PHOENIX - An erratic Jared Loughner walked into a convenience store with an urgent message for the clerk: "I need a ride to Safeway."
It was Saturday morning, and then-Rep. Gabrielle Giffords' meet-and-greet started at 10 a.m. As he waited for his taxi, Loughner nervously paced around the store and made several trips to the bathroom, gazing anxiously at a clock. "Nine twenty-five. I still got time," he said.
Loughner arrived and got in line with others waiting to meet the congresswoman. He opened fire about 10 minutes later as screams of "gun" rang out through crowd. Within moments, Giffords lay bleeding on the sidewalk with 11 others who were wounded. Six people were killed.
Almost everyone who crossed paths with Loughner in the year before the shootings described a man who was becoming unhinged.
He got fired from a clothing store and thrown out of college, shaved his head and got tattoos of bullets on his shoulder. He showed up at the apartment of a boyhood friend with a Glock 9 mm pistol, saying he needed it for "home protection." He made dark comments about the government, and, according to one acquaintance, appeared suicidal.

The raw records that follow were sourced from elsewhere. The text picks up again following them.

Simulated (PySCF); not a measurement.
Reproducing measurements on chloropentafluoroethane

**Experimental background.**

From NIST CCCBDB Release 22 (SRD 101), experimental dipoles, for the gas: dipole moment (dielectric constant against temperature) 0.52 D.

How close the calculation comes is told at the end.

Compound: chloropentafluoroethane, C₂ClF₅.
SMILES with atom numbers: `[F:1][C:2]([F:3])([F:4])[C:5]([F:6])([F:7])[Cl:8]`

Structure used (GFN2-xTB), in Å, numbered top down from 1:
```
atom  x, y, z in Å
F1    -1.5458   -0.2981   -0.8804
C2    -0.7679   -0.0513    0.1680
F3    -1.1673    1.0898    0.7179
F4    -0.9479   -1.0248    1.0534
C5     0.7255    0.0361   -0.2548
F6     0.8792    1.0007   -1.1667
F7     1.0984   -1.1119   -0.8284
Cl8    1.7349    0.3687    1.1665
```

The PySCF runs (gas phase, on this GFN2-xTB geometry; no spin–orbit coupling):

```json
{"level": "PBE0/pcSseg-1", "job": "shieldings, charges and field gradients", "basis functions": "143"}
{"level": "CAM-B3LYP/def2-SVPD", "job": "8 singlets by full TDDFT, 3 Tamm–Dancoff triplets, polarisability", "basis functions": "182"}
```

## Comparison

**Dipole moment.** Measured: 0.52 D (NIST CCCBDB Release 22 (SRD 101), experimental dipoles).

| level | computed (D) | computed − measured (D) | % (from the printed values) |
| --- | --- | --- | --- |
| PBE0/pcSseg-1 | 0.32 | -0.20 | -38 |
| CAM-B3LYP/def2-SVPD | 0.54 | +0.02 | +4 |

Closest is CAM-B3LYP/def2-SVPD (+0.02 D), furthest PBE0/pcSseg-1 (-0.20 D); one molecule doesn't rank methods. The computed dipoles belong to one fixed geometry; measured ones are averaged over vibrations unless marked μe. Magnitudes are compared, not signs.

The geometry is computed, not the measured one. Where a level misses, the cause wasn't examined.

His spiral into madness hit bottom on that Jan. 8 day in 2011.
The information about Loughner's mental state — and the fact that no one did much to get him help — emerged as a key theme in roughly 2,700 pages of investigative papers released Wednesday. Still, there was nothing to indicate exactly why he targeted Giffords.
The files also provided the first glimpse into Loughner's family and a look at parents dealing with a son who had grown nearly impossible to communicate with.